Add chunk_size parameter to json_stream.requests.load and .visit to pass to requests' content reader.

alexey-medvedchikov commented 2 years ago

When used without parameters requests' content iterator using chunk size of 1. I don't know what the measure of chunk unit is, but from the code I can tell it is bytes. So we're reading 1 byte (!!!) per call. This makes json_stream extremely slow on streaming requests. If you put chunk_size bigger than around 1K it can easily speed up parsing by a factor of 5.

Or should we just hardcode chunk_size to something like 65K inside _to_file?

I don't see any noticeable memory consumption increase.

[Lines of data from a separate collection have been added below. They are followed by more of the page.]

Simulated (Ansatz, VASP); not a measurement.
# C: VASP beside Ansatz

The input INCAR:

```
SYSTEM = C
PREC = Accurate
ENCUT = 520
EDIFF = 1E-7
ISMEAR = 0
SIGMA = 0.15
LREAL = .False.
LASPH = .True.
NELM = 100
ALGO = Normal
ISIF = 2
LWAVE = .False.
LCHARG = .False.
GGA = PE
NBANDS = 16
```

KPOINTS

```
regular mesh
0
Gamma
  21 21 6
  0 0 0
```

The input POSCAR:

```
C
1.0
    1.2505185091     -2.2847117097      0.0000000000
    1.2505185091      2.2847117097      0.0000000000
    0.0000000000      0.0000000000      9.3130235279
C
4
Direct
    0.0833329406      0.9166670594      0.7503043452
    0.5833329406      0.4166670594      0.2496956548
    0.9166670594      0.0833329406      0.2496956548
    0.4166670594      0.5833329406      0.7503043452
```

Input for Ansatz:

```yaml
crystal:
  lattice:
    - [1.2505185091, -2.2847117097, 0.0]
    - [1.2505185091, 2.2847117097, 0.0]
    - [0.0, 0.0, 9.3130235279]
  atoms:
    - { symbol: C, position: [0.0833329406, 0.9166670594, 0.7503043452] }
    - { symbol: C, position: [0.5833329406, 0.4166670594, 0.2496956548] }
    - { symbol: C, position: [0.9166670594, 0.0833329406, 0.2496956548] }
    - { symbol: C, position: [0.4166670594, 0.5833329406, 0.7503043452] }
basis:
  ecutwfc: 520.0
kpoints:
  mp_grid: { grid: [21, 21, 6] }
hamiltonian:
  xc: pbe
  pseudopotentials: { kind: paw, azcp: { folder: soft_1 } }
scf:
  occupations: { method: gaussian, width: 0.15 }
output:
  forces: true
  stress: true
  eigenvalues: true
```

A quick benchmark of streaming requests, getting JSON from https://pypi.org/simple/ and parsing it:

import requests
import json_stream
import json_stream.requests
import json

url = 'https://pypi.org/simple/'
headers = {"Accept": "application/vnd.pypi.simple.v1+json"}

def nostream_request_vanilla_json():
    with requests.get(url, headers=headers) as resp:
        data = json.loads(resp.content)
        for project in data['projects']:
            print(project['name'])

def stream_request_json_stream():
    with requests.get(url, headers=headers, stream=True) as resp:
        data = json_stream.requests.load(resp)
        for project in data['projects']:
            print(project['name'])

no-streaming request + vanilla json: 2.1 sec
streaming request + json_stream with chunk_size 1: 28.1 sec
streaming request + json_stream with chunk_size 65536: 5.1 sec

jonasesnyk commented 2 years ago

Ah, good catch. It seems like 1 is the default: https://requests.readthedocs.io/en/latest/api/#requests.Response.iter_content

The chunk size is the number of bytes it should read into memory.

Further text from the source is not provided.